Keep n largest values compared by f

I am iterating through about 10^6 values x and want to keep n of those for which f(x) is the largest.n is around 1000.

I have looked at similar topics (1, 2, 3), some suggest maintaining a vector (see below), some min-max heaps from DataStructures.jl, but I found that the implementation does not support a comparison function.

For reference, here is a trivial implementation of using vectors:

struct KeepLargest{T,F}
    max_count::Int
    largest::Vector{T}
    by::F
    function KeepLargest{T}(max_count, by::F = identity) where {T,F}
        new{T,F}(max_count, Vector{T}(), by)
    end
end

function record!(kl::KeepLargest{T}, x::T) where T
    # note: we simply maintain the invariant issorted(kl.largest; kl.by)
    (; max_count, largest, by) = kl
    i = searchsortedlast(largest, by(x); by = first) # new position
    if length(largest) < max_count
        insert!(largest, i + 1, x)
    elseif i > 0
        for j in 1:(i-1)
            largest[j] = largest[j + 1]
        end
        largest[i] = x
    end
end

An MWE with test:

kl = KeepLargest{Pair{Float64,Float64}}(10, first)
y = Vector{Pair{Float64,Float64}}()
for _ in 1:1000
    r = randn()
    record!(kl, r^2 => r)
    push!(y, r^2 => r)
    @assert issorted(kl.largest; by = kl.by)
end
sort!(y; by = kl.by)
@assert y[(end-10+1):end] == kl.largest

I have two questions:

  1. is there anything more efficient in a package somewhere?

  2. if not, is there a package which has more or less the above implementation? (It feels kind of silly to include it as a utility in a totally unrelated package, with tests and all.)

  • the best alg probably depends on the structure of your data (does it look random?)
  • in the general case it’s probably hard to beat a bounded size min heap
  • if the data is already an AbstractArray then partialsort! will be close to optimal most of the time and very easy
  • the insert-sorted approach can be improved a lot by doing less shifting around in insert! and adding a fast path to reject elements that are already smaller than smallest element

Can’t you simply use a BinaryHeap from datastructures.jl? That supports a custom Ordering DataStructures.jl/src/heaps/binary_heap.jl at 4513f67936c4c758688c3893493339ec6a202183 · JuliaCollections/DataStructures.jl · GitHub

You don’t need a min-max heap, you just need the minimal value (if the new value is larger than the current min, and you have 1000 values, then pop the old min and push the value).

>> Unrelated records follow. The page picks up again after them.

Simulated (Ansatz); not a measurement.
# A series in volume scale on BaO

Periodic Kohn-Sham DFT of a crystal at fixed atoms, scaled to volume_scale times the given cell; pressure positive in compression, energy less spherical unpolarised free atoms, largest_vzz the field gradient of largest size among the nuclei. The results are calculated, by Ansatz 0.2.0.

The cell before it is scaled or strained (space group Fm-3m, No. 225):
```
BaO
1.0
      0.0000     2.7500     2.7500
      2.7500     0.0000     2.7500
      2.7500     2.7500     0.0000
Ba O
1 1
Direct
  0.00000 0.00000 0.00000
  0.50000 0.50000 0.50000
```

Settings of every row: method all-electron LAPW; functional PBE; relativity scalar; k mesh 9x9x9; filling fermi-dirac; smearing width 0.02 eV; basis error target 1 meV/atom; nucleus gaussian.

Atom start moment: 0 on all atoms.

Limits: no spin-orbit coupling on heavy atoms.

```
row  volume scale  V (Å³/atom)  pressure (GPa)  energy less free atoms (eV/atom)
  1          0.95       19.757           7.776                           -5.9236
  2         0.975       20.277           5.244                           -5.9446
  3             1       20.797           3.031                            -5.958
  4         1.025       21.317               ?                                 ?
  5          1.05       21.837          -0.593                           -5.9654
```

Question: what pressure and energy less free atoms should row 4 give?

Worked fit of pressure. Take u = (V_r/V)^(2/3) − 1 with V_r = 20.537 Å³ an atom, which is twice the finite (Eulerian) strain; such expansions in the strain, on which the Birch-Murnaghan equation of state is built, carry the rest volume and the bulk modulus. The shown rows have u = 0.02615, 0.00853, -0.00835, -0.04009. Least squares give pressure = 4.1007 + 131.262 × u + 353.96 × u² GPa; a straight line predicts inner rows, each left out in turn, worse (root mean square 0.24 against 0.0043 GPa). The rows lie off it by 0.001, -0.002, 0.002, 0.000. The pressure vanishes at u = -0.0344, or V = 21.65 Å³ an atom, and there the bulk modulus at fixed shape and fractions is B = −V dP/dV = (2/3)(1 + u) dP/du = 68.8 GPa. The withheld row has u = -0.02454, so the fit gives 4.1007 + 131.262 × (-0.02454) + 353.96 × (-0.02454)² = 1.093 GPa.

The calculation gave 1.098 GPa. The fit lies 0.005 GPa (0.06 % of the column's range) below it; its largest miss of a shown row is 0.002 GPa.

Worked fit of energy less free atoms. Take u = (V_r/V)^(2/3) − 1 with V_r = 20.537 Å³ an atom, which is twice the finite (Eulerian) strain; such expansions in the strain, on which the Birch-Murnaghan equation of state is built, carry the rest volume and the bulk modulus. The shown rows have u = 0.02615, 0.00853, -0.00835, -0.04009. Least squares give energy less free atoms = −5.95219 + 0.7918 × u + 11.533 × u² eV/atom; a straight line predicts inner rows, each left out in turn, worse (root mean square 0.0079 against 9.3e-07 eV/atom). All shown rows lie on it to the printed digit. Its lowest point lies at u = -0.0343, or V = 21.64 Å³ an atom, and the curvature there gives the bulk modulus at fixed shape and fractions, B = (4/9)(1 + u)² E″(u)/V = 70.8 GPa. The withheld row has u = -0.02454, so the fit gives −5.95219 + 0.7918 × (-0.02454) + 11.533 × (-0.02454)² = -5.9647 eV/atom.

Doing that already (i > 0).

I looked at the code and it is implemented using a vector, like the above. So I guess I could use that, as it is equivalent. Correction: No, it is of course not, just using one for storage.

Good point!

As I commented in the other thread, you can (in principle) do better than this by combining the pop and push operations: Maintaining a fixed size "top N" values list - #7 by stevengj (and that implementation also accepts an arbitrary Ordering).

Once I benchmarked various implementations I realized the obvious: if I am keeping the 0.1% largest values, and the scalars I am sorting on are IID (which they are), then asymptotically the probability of inserting a new element is 0.1%. It does not matter if it is a heap, a sorted vector, or whatever, as long as I can quickly decide whether I need any insertion.

:person_facepalming:

Worrying about the best implementation is quite silly for my use case.